Jamaica group fighting trash says nabe is 'forgotten'
by Andrew Shilling
Oct 03, 2014 | 2331 views | 0 0 comments | 25 25 recommendations | email to a friend | print
With an ongoing litter issue throughout the community and a lack of faith in Jamaica politics, residents fighting for a cleaner neighborhood are calling on their local councilman to do more.

Joe Moretti, a Jamaica resident for the past four years and poster with the Clean Up Jamaica Queens Now community blog, has been documenting local eyesores for years and said his neighborhood has simply been forgotten.

“Does it look any better? I would say the problem is the same,” Moretti said, looking back to years of advocacy for cleaner streets from the group.
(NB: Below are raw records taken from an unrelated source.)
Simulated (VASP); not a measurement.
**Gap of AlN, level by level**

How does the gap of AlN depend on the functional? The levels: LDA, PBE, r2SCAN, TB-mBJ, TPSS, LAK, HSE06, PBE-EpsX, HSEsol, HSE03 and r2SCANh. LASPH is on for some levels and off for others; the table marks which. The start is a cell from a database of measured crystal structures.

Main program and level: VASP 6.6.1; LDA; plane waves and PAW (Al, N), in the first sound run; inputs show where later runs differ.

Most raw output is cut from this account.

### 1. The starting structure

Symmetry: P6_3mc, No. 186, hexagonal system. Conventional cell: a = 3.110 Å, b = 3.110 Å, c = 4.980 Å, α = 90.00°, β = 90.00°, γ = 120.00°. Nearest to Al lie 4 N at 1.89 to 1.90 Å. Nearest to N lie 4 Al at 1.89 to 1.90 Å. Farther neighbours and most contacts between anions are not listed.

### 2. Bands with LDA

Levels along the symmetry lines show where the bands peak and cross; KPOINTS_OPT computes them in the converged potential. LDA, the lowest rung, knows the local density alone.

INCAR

Moretti said all he can notice is the trash building up throughout his neighborhood and he doesn’t plan to stop until it is addressed and the problem is solved.

“Some areas have gotten cleaner, but some have gotten worse and others haven’t been addressed,” he noted.

Moretti said Jamaica politicians must consider cleanup programs like the Doe Fund, “a no-brainer” that dozens of other council members have invited to their districts thanks to new funding in the city budget to address issues of cleanliness.

Moretti called on the office of Councilman I. Daneek Miller to do the same or find other ways to address the issue.

“I think there are several people in the community who are very fed up with what’s going on,” he said. “We are reminded of this issue because they’re seeing that very little is getting done about it.”

Miller responded that while his office is not planning on implementing the Doe Fund, he has made significant investments in cleanup services in Jamaica. 
The councilman noted that his office has dedicated $20,000 to the Wildcat Service Corporation directly from his discretionary funding, along with $30,000 secured from a City Council initiative to be used for mobile cleanup crews to provide additional, “cleaning services, improvement and beautification throughout the district.”

“We are working with our partners in government, at the City Council and with Sanitation to reduce the amount of garbage that comes through Community Board 12,” Miller said. “Discussions have taken place regarding the maintenance of public facilities, issues surrounding diesel fuels in the area, and holistically cleaning up our community.”

Miller added that nearly $25,000 has also been set aside for extra pickup from the Department of Sanitation, along with an additional $10,900 for new litter baskets, totaling over $85,000 towards cleanup projects in the district.

A representative from Miller’s office added that the councilman has also been working with local youth in the area to host cleanups in the community, which has already led to events in August and September.

Today Miller plans on holding more events and encourages his constituents to get in contact to stay involved.